Swarts claims that Johnson was negligent by failing to take steps to insure segregation of violent prisoners, and eliminate overcrowding. However, we have held that a prison official is not liable in damages for prison overcrowding and the consequences of that overcrowding. Schmidt v. Wingo, 499 F.2d 70, 74 (6th Cir.1974). Indeed, Swarts fails to demonstrate that it would have been possible to eliminate overcrowding or to segregate out all potentially assaultive prisoners.
Swarts also claims that this attack was forseeable, due to Davidson's poor record, which reflected a high risk of assault. Handlon testified, however, that there were many prisoners with records as bad as Davidson's. Thus, the officials were not negligent or indifferent, but rather weighed many factors in reaching a decision. In the absence of gross negligence or deliberate indifference to a forseeable danger at the moment of decision, bad consequences do not of themselves demonstrate negligence.
The responsibilities of prison administrators are not light. They run institutions in which some of society's most dangerous members are kept from the society at large. Prison officials must also respond to budgetary and personnel concerns. In view of the many efforts shown in the record by the defendants-appellees to lower the risk of prisoner-on-prisoner violence at the Michigan Training Unit, it is clear to us that, viewed in the light most favorable to Swarts, no material issue of fact exists concerning the degree of culpability of the prison officials.

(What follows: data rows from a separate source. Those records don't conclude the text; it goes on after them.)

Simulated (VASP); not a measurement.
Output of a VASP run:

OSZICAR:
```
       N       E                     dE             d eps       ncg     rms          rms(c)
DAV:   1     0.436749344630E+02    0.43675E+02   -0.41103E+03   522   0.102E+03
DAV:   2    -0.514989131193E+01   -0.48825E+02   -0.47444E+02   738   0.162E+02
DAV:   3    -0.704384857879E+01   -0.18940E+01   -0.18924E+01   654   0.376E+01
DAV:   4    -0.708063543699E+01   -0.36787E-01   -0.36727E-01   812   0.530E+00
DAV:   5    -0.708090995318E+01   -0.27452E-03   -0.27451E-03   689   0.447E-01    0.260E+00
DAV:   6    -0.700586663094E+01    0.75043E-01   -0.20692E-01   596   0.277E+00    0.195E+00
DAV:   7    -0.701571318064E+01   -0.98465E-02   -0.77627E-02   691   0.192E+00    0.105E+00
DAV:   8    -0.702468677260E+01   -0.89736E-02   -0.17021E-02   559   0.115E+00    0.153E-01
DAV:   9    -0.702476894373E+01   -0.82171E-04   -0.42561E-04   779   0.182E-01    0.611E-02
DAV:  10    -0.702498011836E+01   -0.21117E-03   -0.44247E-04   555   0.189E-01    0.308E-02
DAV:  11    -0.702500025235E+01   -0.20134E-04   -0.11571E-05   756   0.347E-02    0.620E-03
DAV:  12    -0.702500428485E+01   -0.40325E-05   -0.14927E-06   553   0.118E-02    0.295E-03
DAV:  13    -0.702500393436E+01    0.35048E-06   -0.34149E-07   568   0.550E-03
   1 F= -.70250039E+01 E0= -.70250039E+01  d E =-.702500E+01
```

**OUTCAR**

In ruling upon a motion for summary judgment, the court must consider the evidence in a light most favorable to the non-movant, and may grant the motion only if no genuine issue of material fact exists. Smith v. Hudson, 600 F.2d 60, 63, (6th Cir.), cert. denied 444 U.S. 986 (1979). The charges against the prison officials, construed in a light most favorable to plaintiff, do not approach the level of gross negligence or deliberate indifference on the part of the officials to appellant's risk of injury. We therefore AFFIRM the district court's summary judgment decision.
II
The state tort claims are barred under Michigan's governmental immunity statute, M.C.L.A. Sec. 691.1407. This statute has been interpreted by the Supreme Court of Michigan in Ross v. Consumers Power Co., 420 Mich. 567, 363 N.W.2d 641 (1984), to provide absolute immunity to the highest executive officers at all levels of government when acting within their official authority. The Michigan Supreme Court set out three conditions for lower level officials' tort immunity. First, they must have been acting in the course of their employment and within the scope of their authority or with a reasonable belief that they were within that scope. Second, they must have been acting in good faith. Third, they must have been performing discretionary, as opposed to ministerial acts. There is no immunity for ultra vires acts.
Johnson was the executive director of the Michigan Department of Corrections, and hence has absolute immunity. Handlon was warden, and hence either had absolute immunity due to his "executive authority" over the prison, or had immunity as a lower level official whose acts met all three requirements of Ross as shown by Swarts's brief: Swarts alleges that Handlon had a duty to act; he does not allege that Handlon acted in bad faith, and he complains that Handlon abused his discretion in permitting Davidson to remain in the prison. However, there can be no state-law liability for discretionary acts once the first two requirements are met, under Ross.
III
Swarts argues that, as he did not know about the existence of Dr. Houseworth until discovery began in the present case, the statute of limitations should be extended to permit his suit to be heard. The Michigan limitation period begins to run at latest when an individual discovers or should have discovered through the exercise of reasonable diligence that he has a possible cause of action. Bonney v. Upjohn Co., 129 Mich.App. 18, 342 N.W.2d 551 (1983).
It appears that Swarts would have us toll the running of the statute of limitations past the point in time when the injury is discoverable to include the point in time when a proper defendant is discovered. No Michigan case so holds. Swarts states no reason why, with diligence, he could not have discovered Houseworth's identity within days of his injury. For this reason the district court's dismissal of the case against Houseworth is AFFIRMED.